Good luck with that, taking out the 'drones' is like trying to hold the tide back. For every drone you stop, two or more replace it. To really stop this you need to locate the 'command' nodes and shut those down.
Only if you go 1:1 with it... when you tell them a DDoS is happening, the word tends to spread and they begin looking for servers. If everyone does exactly nothing about it, then nothing gets done.
The providers response tends to be hmmm.. I have a hundred thousand ip's smacking one IP here... Impacting my other business.. what to do.... Hmmm one vs thousands... Okay lets blackhole one upstream.. Other clients happy, one client unhappy.
Then there is the fact of where 99% of the traffic is coming from.

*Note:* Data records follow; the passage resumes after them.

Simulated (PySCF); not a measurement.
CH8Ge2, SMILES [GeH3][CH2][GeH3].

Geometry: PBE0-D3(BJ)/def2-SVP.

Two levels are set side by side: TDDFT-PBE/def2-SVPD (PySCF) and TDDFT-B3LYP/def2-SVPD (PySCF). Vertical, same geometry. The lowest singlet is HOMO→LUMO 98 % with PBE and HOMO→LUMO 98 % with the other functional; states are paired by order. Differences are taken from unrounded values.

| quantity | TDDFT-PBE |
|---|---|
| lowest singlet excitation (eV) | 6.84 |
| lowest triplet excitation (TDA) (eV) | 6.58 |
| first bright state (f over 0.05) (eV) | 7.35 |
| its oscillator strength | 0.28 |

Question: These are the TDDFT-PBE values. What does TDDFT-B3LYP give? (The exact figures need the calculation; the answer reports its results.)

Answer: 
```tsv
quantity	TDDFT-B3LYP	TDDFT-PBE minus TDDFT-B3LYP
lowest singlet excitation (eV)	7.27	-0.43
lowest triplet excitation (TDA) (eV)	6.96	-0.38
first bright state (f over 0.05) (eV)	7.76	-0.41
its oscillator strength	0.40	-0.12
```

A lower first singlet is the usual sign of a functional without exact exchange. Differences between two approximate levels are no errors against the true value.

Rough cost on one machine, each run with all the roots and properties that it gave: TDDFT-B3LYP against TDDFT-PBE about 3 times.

You start doing whois's and reverse lookups on things and get responses like this:
netname: CHINANET-HB
descr: CHINANET Hubei province network
descr: China Telecom
descr: A12,Xin-Jie-Kou-Wai Street
descr: Beijing 100088
netname: SPECTRA
descr: Spectra ISP Networks Private Limited
descr: 42, Okhla Industrial Estate
descr: Phase III
.in-addr.arpa. not found: 3(NXDOMAIN)
and so on...
and IF you happen to get a response on that, it will generally be a end user (cable modem or some such)
In short there isn't much that _can_ be done about it. The numbers favor the attacker.
If you have the IP what about doing a tracert to see where exactly it comes from? Though I'm guessing that may also give you roughly the same information as doing the whois and reverse lookups.